From zines to paying every staffer $84K: How LA Public Press is trying to do local news differently

“I don’t think there’s a circumstance where if you can just twist the dials the right way it’s going to unlock lots and lots of earned revenue from a big subscriber base.”

If you’ve followed any LA media news in the last few months, chances are the news you’ve read has been bleak. In January, the Los Angeles Times — an outlet that, just a few years ago, had looked like a beacon of hope and innovation bolstered by a billionaire owner willing to invest tens of millionslaid off more than 100 people, disproportionately employees of color. And just this month, the publication outsourced its print production, closing its historic printing plant as “paying rent has become untenable.”

It’s less likely you’ve heard of the much smaller, younger Los Angeles Public Press. The digital-native, nonprofit local news outlet began to take shape in 2022, when founder Matt Tinoco, disillusioned by his work in established media, took the first steps to create a new local news source for his hometown.

When Tinoco decided to quit his job covering housing insecurity and homelessness at a local radio station in late 2020, he “was out of gas, and close to falling off the burnout cliff,” he recalled in a publisher’s note last March. What was bothering Tinoco more than anything, he wrote in that note, was that the pressures of his job didn’t allow him to do the deeper, more community-centered reporting he believed in the most. “There was always a press conference to cover or a politician’s reaction-quote to harvest, vacuuming up any space in my day to work on the deeper stuff,” he wrote. “I couldn’t match my vision of journalism with the daily reality of what I was being asked to do.”

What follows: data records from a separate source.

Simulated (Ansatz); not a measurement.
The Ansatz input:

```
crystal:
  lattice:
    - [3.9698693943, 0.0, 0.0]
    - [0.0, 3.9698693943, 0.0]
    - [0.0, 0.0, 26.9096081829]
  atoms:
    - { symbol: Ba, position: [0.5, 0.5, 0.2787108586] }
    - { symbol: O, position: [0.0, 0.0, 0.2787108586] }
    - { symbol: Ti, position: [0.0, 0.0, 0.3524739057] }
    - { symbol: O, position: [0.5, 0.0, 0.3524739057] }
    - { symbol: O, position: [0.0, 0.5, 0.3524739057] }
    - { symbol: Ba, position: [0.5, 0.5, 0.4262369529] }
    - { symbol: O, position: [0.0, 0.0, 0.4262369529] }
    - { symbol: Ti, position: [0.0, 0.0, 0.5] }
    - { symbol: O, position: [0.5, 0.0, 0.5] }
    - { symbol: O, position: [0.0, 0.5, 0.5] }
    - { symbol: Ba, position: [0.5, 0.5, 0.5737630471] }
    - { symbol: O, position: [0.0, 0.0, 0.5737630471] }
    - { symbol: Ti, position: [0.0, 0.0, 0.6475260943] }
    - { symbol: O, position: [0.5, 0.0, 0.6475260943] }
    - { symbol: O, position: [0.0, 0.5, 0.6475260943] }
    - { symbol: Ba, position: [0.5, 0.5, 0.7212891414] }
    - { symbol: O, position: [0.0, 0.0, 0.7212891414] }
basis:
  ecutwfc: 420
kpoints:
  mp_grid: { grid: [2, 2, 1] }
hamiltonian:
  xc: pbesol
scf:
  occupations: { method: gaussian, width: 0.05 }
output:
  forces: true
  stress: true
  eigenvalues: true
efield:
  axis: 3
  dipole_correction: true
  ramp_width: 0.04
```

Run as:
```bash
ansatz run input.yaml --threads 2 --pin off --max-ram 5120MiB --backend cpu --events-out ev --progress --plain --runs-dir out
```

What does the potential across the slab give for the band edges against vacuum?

Tinoco envisioned LA Public Press as a muckraking, community-oriented and serving publication that, in some ways, takes pride in explicitly distinguishing itself from legacy news outlets. “Legacy media has long erased most of us, and treated the consequential decisions that affect us like a spectator sport,” LA Public Press states on its about page. Since it began publishing stories in early 2023, the outlet has covered issues that affect everyday Angelenos, with a focus on undercovered communities (including residents of southeast Los Angeles) through a service journalism lens — issues such as housing, the environment, transportation, public safety, and local government, as well as reporting that celebrates community and culture. On one day last week, the website featured stories about local elections, an overturned eviction (a rarity), an Echo Park mural, and explanatory journalism about how to report complaints about the cleanup process for lead pollution from a recycling plant. The outlet publishes around three to five original stories per week and has a full-time staff of eight journalists. All full-time employees make the same annual salary — $84,000.

LA Public Press’ reporting is driven by a civic mission to try to help residents better understand the systemic challenges facing their city, with the goal of equipping them to move closer to concrete solutions. “Addressing our existential issues — homelessness, pollution, global warming, policing, justice, corruption, transportation, housing, public health writ large — requires an ability to communicate with our neighbors,” Tinoco wrote in a post last week reflecting on the outlet’s first 14 months of coverage. “Only through a common understanding of the challenges we face can we consider what we must do, and plan for what we will do.”

I heard from Tinoco, co-founder Mariah Castañeda, and key funder Isaac Tucker about what it’s like to try to build a solid foundation for a media nonprofit startup in a pessimistic moment for local news in LA, and how they’re trying to create and provide a different kind of local news for their communities through LA Public Press.

The funding

LA Public Press was founded thanks to early local support from “Isaac Tucker and Family,” per its website. The Tuckers made hundreds of millions in tech (Therese Tucker took the west San Fernando Valley-based tech company BlackLine public). Tinoco specified that this funding commitment comprises $3 million, distributed as $1 million each over three years beginning in 2022. He called this investment “the reason [LA Public Press] exists.”

In addition to providing financial support, Isaac Tucker serves as the outlet’s board president. He answered questions for this story over email, though he emphasized that he was only speaking for himself and declined to elaborate on other family members’ involvement in supporting LA Public Press.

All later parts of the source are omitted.